You're reading: Global migration to be rebounding in 2011

BRUSSELS, July 12 (Reuters) - Global economic recovery should start producing enough jobs to spur a rebound in immigration to developed countries next year, the Organisation for Economic Cooperation and Development (OECD) said on Monday.

The OECD published a report on international migration showing inflows of immigrants fell by about 6 percent to 4.4 million people in 2008 and continued to decline in 2009, reversing five years of average annual increases of 11 percent.

As developed countries rise from recession in 2010, job creation has yet to pick up, OECD officials said.

But an expected rise in employment after this year should encourage more people to cross borders to seek work, the Paris-based think tank funded by governments from 30 mostly wealthy countries said.
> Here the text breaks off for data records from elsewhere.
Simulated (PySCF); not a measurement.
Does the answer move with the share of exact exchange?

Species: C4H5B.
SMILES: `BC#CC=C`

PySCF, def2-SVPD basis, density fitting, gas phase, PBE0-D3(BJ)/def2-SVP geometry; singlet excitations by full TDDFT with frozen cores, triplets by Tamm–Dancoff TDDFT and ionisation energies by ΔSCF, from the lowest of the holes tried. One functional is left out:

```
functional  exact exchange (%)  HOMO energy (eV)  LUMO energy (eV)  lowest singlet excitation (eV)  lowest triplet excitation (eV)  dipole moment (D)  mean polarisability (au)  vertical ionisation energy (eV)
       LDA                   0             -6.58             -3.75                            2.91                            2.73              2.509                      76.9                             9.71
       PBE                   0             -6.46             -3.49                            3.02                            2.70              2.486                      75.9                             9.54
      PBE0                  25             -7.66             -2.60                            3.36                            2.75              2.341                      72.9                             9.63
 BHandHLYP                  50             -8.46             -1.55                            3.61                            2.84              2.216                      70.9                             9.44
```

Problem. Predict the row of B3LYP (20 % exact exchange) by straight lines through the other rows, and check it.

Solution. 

"In all likelihood we would expect a further decline this year … in labour flows," John Martin, employment chief at the OECD, told a news conference in Brussels.

"If our projections for overall recovery are right … we may expect a pick-up in 2011," he said.

The OECD said restrictions on immigration had risen broadly since a financial crisis enveloped the world in 2008. It urged developed countries to make more effort to prevent social tensions from translating into discrimination against migrants.

"There is an enormous need to educate," the organisation’s head, Angel Gurria, said.

OECD findings showed, he said, that granting citizenship to immigrants increased their participation in the labour market and improved their ability to integrate in host countries.

The think tank reiterated that over the long term, labour migration to the developed world would continue because of the ageing of populations and the availability of jobs in several sectors, particularly care for the elderly and children.

According to its forecasts, without an increase above current migration rates, the working-age population in OECD countries will increase only by 1.9 percent over the next decade, compared to an 8.6 percent rise in the last 10 years.

In the 27-country European Union, an ageing workforce was a particular problem, the bloc’s commissioner for internal affairs Cecilia Malmstrom said during the OECD briefing.